When the Lord saw her, his heart went out to her and he said, “Don’t cry.” Then he went up and touched the coffin, and those carrying it stood still. He said, “Young man, I say to you, get up!” The dead man sat up and began to talk, and Jesus gave him back to his mother.
They were all filled with awe and praised God. “A great prophet has appeared among us,” they said. “God has come to help his people.” This news about Jesus spread throughout Judea and the surrounding country.

Since no word of Holy Scripture is in the Bible by accident, but is there to accomplish what God intends, let's take a moment to consider the fact that God inspired Luke to tell us Jesus was accompanied by his disciples and a large crowd. There were many in the crowd who were not disciples. A disciple of Jesus does more than follow Him around, watch what He does and listen to what He says. A disciple is determined to learn from the Master and put what he learns into practice.

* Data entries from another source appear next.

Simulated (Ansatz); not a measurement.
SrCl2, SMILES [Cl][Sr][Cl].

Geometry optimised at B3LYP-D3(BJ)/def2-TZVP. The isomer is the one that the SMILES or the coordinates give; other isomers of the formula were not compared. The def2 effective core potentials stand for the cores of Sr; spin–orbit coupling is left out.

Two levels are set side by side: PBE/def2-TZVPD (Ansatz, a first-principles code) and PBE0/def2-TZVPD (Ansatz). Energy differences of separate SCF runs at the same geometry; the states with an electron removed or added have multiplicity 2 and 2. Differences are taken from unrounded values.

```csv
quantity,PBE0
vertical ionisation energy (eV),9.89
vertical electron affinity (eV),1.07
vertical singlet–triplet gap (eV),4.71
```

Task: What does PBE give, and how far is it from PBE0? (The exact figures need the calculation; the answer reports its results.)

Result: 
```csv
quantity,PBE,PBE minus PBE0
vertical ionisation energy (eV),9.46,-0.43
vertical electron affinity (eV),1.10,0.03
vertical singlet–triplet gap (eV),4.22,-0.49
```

I suspect things are very similar today. There's a huge crowd of people across the world who think of themselves as Christians, who may go to church (when it's convenient) and read their Bibles (occasionally) and pray (when they feel like it). But how many of them are disciples of Jesus? Discipleship requires genuine repentance. To be a disciple is to accept that Jesus is better and wiser than I am, and therefore to decide that I will obey Jesus even when I don't understand why Jesus commands what he does.

A true disciple of Christ doesn't think he knows better than the Bible

And Luke also tells us that there was another large crowd with the widow. They weren't disciples of Jesus. They weren't His followers. They were the widow's neighbours. They weren't there to learn from Him; they were there to express sympathy for the widow.

So Jesus was standing outside the town gate with His disciples, a crowd of His followers, and a crowd of potential converts. And he ignored all of them, to help one woman.

He could have taught His disciples. He could have inspired the crowd to become disciples. He could have preached the good news to the townsfolk. Instead, his heart went out to the widow, and He stopped everything, and turned aside from the crowds, to serve her.

This is the heart of God. God doesn't care about crowds. He cares about individuals - Humans like that woman, and you, and me.

Note to church leaders: Jesus doesn't care how many people are in your church. He cares whether you take time to serve the loneliest and the neediest people who come.